On September 30, 2014 Zoom was in compliance with the covenants of the Financing Agreement with Rosenthal & Rosenthal, Inc.
| MANAGEMENT'S DISCUSSION AND ANALYSIS OF FINANCIAL CONDITION AND RESULTS OF OPERATIONS |
The following discussion and analysis should be read in conjunction with the safe harbor statement and the risk factors contained in Item IA of Part II of this Quarterly Report on Form 10-Q, in our Annual Report on Form 10-K for the year ended December 31, 2013, filed with the SEC on March 31, 2014 and in our other filings with the SEC. Readers should also be cautioned that results of any reported period are often not indicative of results for any future period.
Overview
We derive our net sales primarily from sales of Internet-related communication products, principally broadband and dial-up modems and other communication products, to retailers, distributors, Internet Service Providers and Original Equipment Manufacturers. We sell our products through a direct sales force and through independent sales agents. All but two of our employees are located at our headquarters in Boston, Massachusetts. We are experienced in electronics hardware, firmware, and software design and test, regulatory certifications, product documentation, and packaging; and we use that experience in developing each product in-house or in partnership with suppliers who are typically based in Asia. Electronic assembly and testing of the Company’s products in accordance with our specifications is typically done at the product’s manufacturing facility in China.

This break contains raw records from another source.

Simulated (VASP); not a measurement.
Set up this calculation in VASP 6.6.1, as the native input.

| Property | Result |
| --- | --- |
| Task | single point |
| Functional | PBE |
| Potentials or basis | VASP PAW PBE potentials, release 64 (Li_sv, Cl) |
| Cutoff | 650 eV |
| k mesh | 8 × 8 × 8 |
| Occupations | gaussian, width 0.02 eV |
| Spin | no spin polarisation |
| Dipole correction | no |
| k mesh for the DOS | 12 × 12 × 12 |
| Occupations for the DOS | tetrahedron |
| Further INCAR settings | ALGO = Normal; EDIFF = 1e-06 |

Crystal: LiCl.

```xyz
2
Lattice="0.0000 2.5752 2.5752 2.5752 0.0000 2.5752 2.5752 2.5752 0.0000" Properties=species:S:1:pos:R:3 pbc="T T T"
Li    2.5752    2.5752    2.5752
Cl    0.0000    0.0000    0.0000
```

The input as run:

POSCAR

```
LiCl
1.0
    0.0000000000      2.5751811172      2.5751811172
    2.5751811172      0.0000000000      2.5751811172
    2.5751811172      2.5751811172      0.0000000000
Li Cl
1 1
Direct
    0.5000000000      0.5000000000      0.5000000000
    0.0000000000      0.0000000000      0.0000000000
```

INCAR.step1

Since 1983 our headquarters has been near South Station in downtown Boston at 201 and 207 South Street. In December 2006, the Company sold its owned headquarters buildings in Boston, Massachusetts and leased back 25,200 square feet for two years expiring December 2008. In November 2008 the Company signed a lease amendment for its headquarters’ offices in Boston in the existing building to approximately 14,400 square feet for three years with a six month termination option starting July 1, 2010. In May 2010 we signed a second lease amendment extending the term of the lease to April 30, 2016 with a six month termination option starting December 1, 2011. In December 2011 we signed a third lease amendment reducing our leased space to 10,600 square feet effective June 1, 2012, with a corresponding decrease in lease expense.
For many years we performed most of the final assembly, test, packaging, warehousing and distribution at a production and warehouse facility on Summer Street in Boston, Massachusetts, which had also engaged in firmware programming for some products. We moved most of our Summer Street operations to a dedicated 35,575 square foot facility in Tijuana, Mexico in October 2006. We moved these operations to a 10,800 square foot facility in Tijuana, Mexico in March 2009.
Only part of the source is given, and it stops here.